The Bush administration did not have a systematic ethics checking system either. Lawyers tracked their own conflicts and consulted with the applicable ethics officer. But there the recusal process was somewhat broader for at least some senior attorneys. A former Justice Department official explains that he did not work on cases in which his former law firm was involved for at least his first three or four years. He says, “Also, even beyond that time, I did not work on cases with issues substantially similar to ones that I had worked on extensively in private practice.” That is the standard set forth in the ABA model rules.

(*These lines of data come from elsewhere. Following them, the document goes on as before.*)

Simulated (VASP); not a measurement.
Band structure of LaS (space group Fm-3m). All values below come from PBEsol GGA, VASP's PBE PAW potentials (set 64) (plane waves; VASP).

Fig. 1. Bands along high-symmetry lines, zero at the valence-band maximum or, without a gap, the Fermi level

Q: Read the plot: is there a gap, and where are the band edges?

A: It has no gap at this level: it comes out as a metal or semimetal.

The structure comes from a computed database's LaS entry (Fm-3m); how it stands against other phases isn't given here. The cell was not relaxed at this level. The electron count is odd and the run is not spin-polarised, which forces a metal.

Approximately a week after the FOIA requests were submitted to three separate groups within the Justice Department, Stephanie Logan, the officer responsible for responding to a request for documents from the attorney general, deputy attorney general, or associate attorney general (all of whom previously worked at law firms representing detainees) called me. She seemed confused as to what I was asking for. I summarized the request: information on recusals for former attorneys of detainees or suspected terrorists. 

Logan: What detainee facilities are you interested in? 

Weekly Standard: All of them.

Logan: International ones? 

WS: Any of them. Any lawyer who has a conflict with any terrorist matter or issue with any detainee facility.

Logan: Can you list one? 

WS: Bagram.

Logan: Can you spell that? 

WS: B-A-G-R-A-M

Logan: What lawyers? 

WS: All of them.

Logan: That’s kind of broad. 

WS: You can narrow to January 2009 to the present.

Logan: What sort of policies?

WS: Anything having to do with terrorism. Anyone who is recused from or has a conflict. You have a list, I’m sure.

Logan: So you just want a list? 

WS: And all the documents.

On December 17, Logan sent me a letter memorializing the conversation but she did not return multiple calls following up on the request. Finally, after inquiring whether litigation might be required, I received a call back from Logan on April 20 informing me that a “search was underway.” When I asked how far it had progressed I was told, “Um, they are working on it.” 

How long will it be? “Hmm .  .  . oh I’d say three to six months.” Three to six more months? 

I asked to speak to a supervisor and later that day Laurie Day called to say it was a “complex request” and they were “actively searching for records” from three different attorneys’ offices. 

Had they finished any one of them? No. 

How long would it take? A minimum of three months—for only three attorneys. 

When I informed her that another, larger division had already answered on behalf of many more attorneys, Day said she had no other explanation than “we have a lot of requests.”

So we still don’t know whether the top political appointees of the Justice Department, including the attorney general, weighed in on cases in which they or their former firms represented the Guantánamo detainees or on matters closely related to those cases. Congress doesn’t know and neither do the detainees, whose current counsel (former associates of these officials) have an obligation to raise this issue on behalf of their clients in trial or on appeal. And there is a good chance that the attorney general was not acting with due diligence. After all he “forgot” that he submitted an amicus brief in the Padilla case contesting the ability of America to indefinitely detain enemy combatants. Did he also forget to recuse himself from other matters involving Padilla? So long as the Justice stonewalling continues we can’t tell.

The Justice Department civil division (which is responsible for nearly 200 habeas corpus petitions by detainees) was also slow to respond, but eventually it did provide the requested documents. In January, I spoke to and subsequently received a letter from James Kovakas, who is responsible for the civil division’s FOIA requests. He explained that the division would process the request but did not consider the matter “urgent” so would not expedite it. 

Why wasn’t it urgent? Well, Kovakas said it hadn’t appeared much in the media and so it didn’t seem to be a pressing matter of public concern.